Stencil and filter kernels should rely on the texture cache. Seems obvious? It’s very natural for images as they are built on top of texture sampling for graphics. I don’t know why I didn’t see this earlier. I kept thinking about the much harder problem of prefetching into local memory (more about this later).
This will mean more big changes to the JIT. Right now, it only autotunes GEMM and GEMV. Everything else is just generated in one pass.
I also made a very simple change last night so work group dimensions may be influenced by the configuration file to better fit natural warp and wavefront sizes. This is not quite right either.
The JIT should autotune (some) generated kernels (not only the GEMM and GEMV templates) at both the TLP and ILP levels.
- TLP – thread level parallelism: work group dimensions
- ILP – instruction level parallelism: reordering statements
This is great. I’ll be really busy for the next few weeks. Development seems to go like this, in evolutionary spurts.
I’m (re-)reading Rob Farber’s book CUDA Application Design and Development. He briefly cites an observation of Vasily Volkov that is very true in my experience. “Volkov notes that the trend in parallel architecture design is towards an inverse memory hierarchy where the number of registers is increasing compared to cache and shared memory.”

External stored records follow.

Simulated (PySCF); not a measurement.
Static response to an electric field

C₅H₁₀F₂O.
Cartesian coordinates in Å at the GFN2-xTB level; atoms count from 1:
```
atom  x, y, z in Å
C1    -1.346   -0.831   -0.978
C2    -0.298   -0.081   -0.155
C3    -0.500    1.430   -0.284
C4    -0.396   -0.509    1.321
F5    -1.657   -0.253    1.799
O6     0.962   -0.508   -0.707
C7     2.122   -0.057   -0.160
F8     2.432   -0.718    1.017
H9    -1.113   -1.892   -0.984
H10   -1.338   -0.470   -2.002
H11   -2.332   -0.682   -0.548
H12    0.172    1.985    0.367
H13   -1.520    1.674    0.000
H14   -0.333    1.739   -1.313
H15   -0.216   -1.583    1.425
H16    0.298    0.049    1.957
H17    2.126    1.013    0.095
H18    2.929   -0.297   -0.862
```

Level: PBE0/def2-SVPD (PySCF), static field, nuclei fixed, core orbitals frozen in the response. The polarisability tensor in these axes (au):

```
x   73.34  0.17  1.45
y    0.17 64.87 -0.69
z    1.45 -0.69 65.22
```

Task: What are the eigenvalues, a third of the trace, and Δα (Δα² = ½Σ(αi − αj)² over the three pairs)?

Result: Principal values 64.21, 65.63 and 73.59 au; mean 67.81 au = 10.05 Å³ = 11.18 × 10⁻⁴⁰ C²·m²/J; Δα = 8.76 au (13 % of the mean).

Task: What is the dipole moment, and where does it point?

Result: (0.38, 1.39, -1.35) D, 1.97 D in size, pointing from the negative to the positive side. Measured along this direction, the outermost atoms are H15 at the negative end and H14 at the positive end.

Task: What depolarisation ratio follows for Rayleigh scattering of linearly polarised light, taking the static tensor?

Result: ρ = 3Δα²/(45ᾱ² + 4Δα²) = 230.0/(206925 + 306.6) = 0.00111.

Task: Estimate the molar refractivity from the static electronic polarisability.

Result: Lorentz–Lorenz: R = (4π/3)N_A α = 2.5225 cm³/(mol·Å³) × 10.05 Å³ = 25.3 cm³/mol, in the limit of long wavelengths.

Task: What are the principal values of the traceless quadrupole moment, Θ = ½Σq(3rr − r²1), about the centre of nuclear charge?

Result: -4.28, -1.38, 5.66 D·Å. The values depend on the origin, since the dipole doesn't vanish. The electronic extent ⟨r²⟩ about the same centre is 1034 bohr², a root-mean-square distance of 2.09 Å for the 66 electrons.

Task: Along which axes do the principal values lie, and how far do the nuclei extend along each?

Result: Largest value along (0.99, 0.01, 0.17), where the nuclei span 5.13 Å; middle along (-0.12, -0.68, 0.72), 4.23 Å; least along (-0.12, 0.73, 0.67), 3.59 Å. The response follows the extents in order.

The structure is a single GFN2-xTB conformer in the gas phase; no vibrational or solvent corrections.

What are the reasons for this trend?
One reason is the natural imbalance between processor and memory. That’s always been an issue. Memory bandwidth tends to lag behind processor throughput. At some point, memory falls behind.
The other reason is effective programmatic use of a memory hierarchy is difficult. In practice, it’s avoided due to high software development costs. Instead, users rely on automatic mechanisms in the GPU (e.g. L1/2 cache, register spillage into shared memory for NVIDIA) and use more private registers.
This leads back to the JIT in Chai.
The autotuned GEMM and GEMV kernel templates support prefetching into local memory. This was really difficult and caused me no end of troubles. It was very tricky.
I’ve been putting off dealing with this issue of more general JIT local memory prefetching because it scares me. For the wrong reason, I may have done the right thing. Local memory prefetching may be less important. Technology is evolving around it.